To: Stephen M. DeMoss who wrote (73370)3/27/2001 11:13:36 AM
From: Casaubon  Respond to of 99985
 
Nobody is really worried that a recession could come and cause high unemployment. When people are having trouble replacing a lost job, the sentiment numbers will change. The consumer confidence number is not really a viable foward looking indicator , IMO, because people really don't know where the economy is going. I haven't seen people actually changing the patterns based on what has been happening in the markets. For the most part, people don't change unless forced to do so. IMO, shorts and longs will need precise entry points for their trades, at these levels, and should not get greedy about taking profits.



To: Stephen M. DeMoss who wrote (73370)3/27/2001 11:24:30 AM
From: Stephen  Read Replies (1) | Respond to of 99985
 
Stephen, I wonder whether todays reaction is just a trading move by the hedge funds. They kept shorting on the breakdown of the diamond... and the reason CNBC reported was that they did it because it kept working. Perhaps now there's an uptrend/counter trend they feel they can squeeze shorts and will play that side till it no longer works ??.

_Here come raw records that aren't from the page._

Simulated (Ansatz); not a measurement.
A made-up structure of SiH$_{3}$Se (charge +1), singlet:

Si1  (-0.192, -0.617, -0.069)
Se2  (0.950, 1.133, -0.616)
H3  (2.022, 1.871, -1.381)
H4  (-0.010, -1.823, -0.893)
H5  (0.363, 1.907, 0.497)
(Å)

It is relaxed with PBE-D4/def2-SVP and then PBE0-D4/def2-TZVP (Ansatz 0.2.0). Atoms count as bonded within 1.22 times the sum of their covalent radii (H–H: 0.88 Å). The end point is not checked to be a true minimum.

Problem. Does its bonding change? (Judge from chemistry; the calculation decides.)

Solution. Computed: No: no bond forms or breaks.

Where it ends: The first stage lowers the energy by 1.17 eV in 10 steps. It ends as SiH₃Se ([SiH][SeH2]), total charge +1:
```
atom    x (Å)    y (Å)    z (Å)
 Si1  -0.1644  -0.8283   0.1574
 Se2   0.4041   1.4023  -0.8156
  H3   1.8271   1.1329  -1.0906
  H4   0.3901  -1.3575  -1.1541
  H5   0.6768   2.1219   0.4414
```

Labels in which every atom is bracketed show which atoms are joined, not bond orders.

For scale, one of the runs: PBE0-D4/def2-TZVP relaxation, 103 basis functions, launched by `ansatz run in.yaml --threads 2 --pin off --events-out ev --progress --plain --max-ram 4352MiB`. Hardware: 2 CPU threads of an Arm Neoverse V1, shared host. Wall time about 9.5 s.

Thats all I can think of frankly ....

Course ... that also means that the next move down could be just as dramatic ...... but all I can do is guess quite frankly. After 2 days of distribution in the NASD, the trin today is very strong. Still ... early days ...

Regards

Stephen



To: Stephen M. DeMoss who wrote (73370)3/28/2001 1:35:36 AM
From: Psycho-Social  Read Replies (1) | Respond to of 99985
 
Positive Market Reaction to Improved Consumer Confidence:
Since the fall of '94, there have been 7 instances where the Market was either negative going into the end of a quarter on a YTD basis, or went YTD negative early in the new quarter. In 6 of these cases, the Market rallied into quarter's end, then sold off. # 7 was essentially neutral. Money Mgt firms, Brokerage firms and Mutual Fund companies have a common interest in making those YTD #s on quarterly statements look as good as possible. Through news management and incremental buying of shares of companies they already own, they are pumping up share prices for the quarterly statements. If prices had stayed at their lows of last week, the YTD losses would have been some of the worst of the past 10 years.